I really can't believe any of you are using NV to try to point out how non-linearity should be done. NV felt far more linear to me than any of Bethesda's games. Every playthrough resulted in the exact pattern of quests which anyone who's played the game is familiar with. It funnels you along the exact same route. Yes there are choices to make and it does have an effect on the outcome of the game but it doesn't really change the course of how you play. NV even has a conclusion that ends the game permenantly. Yea you can artificially hold off on it but that's your choice not what the developers wanted. They hold your hand to almost every single location in the game. It's a thinly veiled trail of breadcrumbs that you follow from start to finish so that you end up seeing every location at least once. There isn't even a need to go exploring because the story takes you everywhere if you just follow it.
NV also has no random events at all, very few enemies in the wild making exploring very uneventful other than key locations, the land mass is extremely small compared to any of the Bethesda games, there are invisible walls everywhere (if that's your thing more power to you but open world games should be open in my book, you may not be able to climb every part of the mountain going up but I take shortcuts all the time coming down. You can't do that in NV due to invisible walls), and NV had very little underground area and most of what was there was cookie cutter. My point is that NV had it's own issues and limitations. There were just as many complaints about those issues on the NV forum when that game was in it's prime. It wasn't any more of a holy grail for RPG than Skyrim is so stop acting like it was so perfect because it wasn't.

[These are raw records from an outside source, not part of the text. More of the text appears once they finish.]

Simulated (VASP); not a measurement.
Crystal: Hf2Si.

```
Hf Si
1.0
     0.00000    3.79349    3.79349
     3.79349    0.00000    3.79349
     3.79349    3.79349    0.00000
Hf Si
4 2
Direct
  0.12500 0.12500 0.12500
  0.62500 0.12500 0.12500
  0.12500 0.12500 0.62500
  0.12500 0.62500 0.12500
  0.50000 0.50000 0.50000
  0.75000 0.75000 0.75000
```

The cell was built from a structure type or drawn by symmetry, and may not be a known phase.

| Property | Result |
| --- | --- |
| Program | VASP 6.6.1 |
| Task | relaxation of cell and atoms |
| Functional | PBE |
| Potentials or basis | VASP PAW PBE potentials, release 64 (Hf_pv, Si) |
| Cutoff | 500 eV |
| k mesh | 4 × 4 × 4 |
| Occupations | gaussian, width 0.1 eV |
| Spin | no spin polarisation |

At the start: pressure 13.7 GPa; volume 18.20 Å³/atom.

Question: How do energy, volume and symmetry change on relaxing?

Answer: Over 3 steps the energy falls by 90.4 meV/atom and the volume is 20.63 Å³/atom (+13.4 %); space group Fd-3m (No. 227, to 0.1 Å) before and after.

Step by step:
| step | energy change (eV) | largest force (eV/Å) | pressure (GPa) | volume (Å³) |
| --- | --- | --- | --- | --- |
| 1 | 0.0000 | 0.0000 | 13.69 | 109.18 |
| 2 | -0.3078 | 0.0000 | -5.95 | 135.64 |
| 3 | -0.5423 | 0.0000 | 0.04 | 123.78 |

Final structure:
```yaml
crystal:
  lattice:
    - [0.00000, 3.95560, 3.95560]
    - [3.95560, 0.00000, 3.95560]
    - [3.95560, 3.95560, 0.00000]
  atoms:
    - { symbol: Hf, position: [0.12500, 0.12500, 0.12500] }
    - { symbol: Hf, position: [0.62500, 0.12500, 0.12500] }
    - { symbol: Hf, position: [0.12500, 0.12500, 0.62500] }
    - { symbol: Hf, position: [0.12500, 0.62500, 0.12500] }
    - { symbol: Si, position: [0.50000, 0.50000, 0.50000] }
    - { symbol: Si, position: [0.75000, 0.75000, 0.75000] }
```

It certainly had invisible walls people complained a lot about and it certainly pushed the player in a certain direction - this was pretty easily bypassed with experience of the game. That was a game design decision you either like or don't but makes sense as new players got an introduction to the world and what was going on, on your second playthrough you'd know enough to bypass all that if you wanted. It also had a hard ending which is really the only way to have multiple endings with massive consequences for the gameworld - it didn't end until the player decided they wanted it to end, so I personally never saw what the fuss was about - give me multiple interesting endings over F3's lame ending (made ultra lame by Broken Steel) just so you don't have to save the one final battle until you're finished any day. Beth wouldn't even let you join the Enclave when trhey still had a hard ending - just like you can only do one tiny sidequest for the Thalmor in Skyrim. New Vegas never forced you into quests or had NPCs harassing you into undertaking them like Skyrim does - hell, you could just wander round kiilling everyone you saw if you felt like it and breaking most of the quests - it supported that too.
The gameworld did get a bit empty in places and that was a flaw, but on the other hand random encounters just get repetitive as you see the same ones over and over. Why Skyrim couldn't have had regular travellers who are just travelling between cities and nothing more spawning on the roads I don't know. That would make the themed random encounters mean something more and spread them out so they didn't get so old so fast.
The MQ did not show you much of the world. In fact, there was loads of content that wasn't at all obvious - the companion quests tended to have very specific triggers you could easily miss. What it did that Skyrim doesn't was support pretty much whatever character you fancied - you could join most factions in the game, all of whom had intelligible motivations. And people noticed what you did and reacted to it. It's real strength was the way the quests made a bunch of interlocking stories that felt like a real narrative and made you an important player without being King Of The World and being in charge of everything (though nobody of course notices you are in Skyrim). The storytelling actually made sense and had a level of complexity Bethesda seem incapable of managing - not forgetting NV was made in what? 18 months or something, was on a waaaaaay tighter schedule and had a lot cut from it due to that - and it still managed to tell a bigger story with far more decision making and consequences than Skyrim manages.
Bethesda seem to be moving into thinking if they give you a big world and a bunch of stuff to do, it doesn't really matter what that stuff is. They make huge roleplaying games, but aren't putting thought into supporting roleplaying. If Bethesda had made New Vegas, you'd be forced to support the NCR and you'd be able to - indeed pushed towards - become chief of every minor faction along the way - that's the Skyrim model. The civil war was a step in the right direction, but it's very badly done. ~They seem to think they have to aim their games at teenage boys who only care about being being the biggest, baddest boss of fantasyland (that's not intended to be ageist, I'm speaking in terms of commercial stereotypes). They're kind of like a band who's got to big and care less about the music than what's going to sell the most records. Unfortunately, that kind of strategy can backfire in the long term.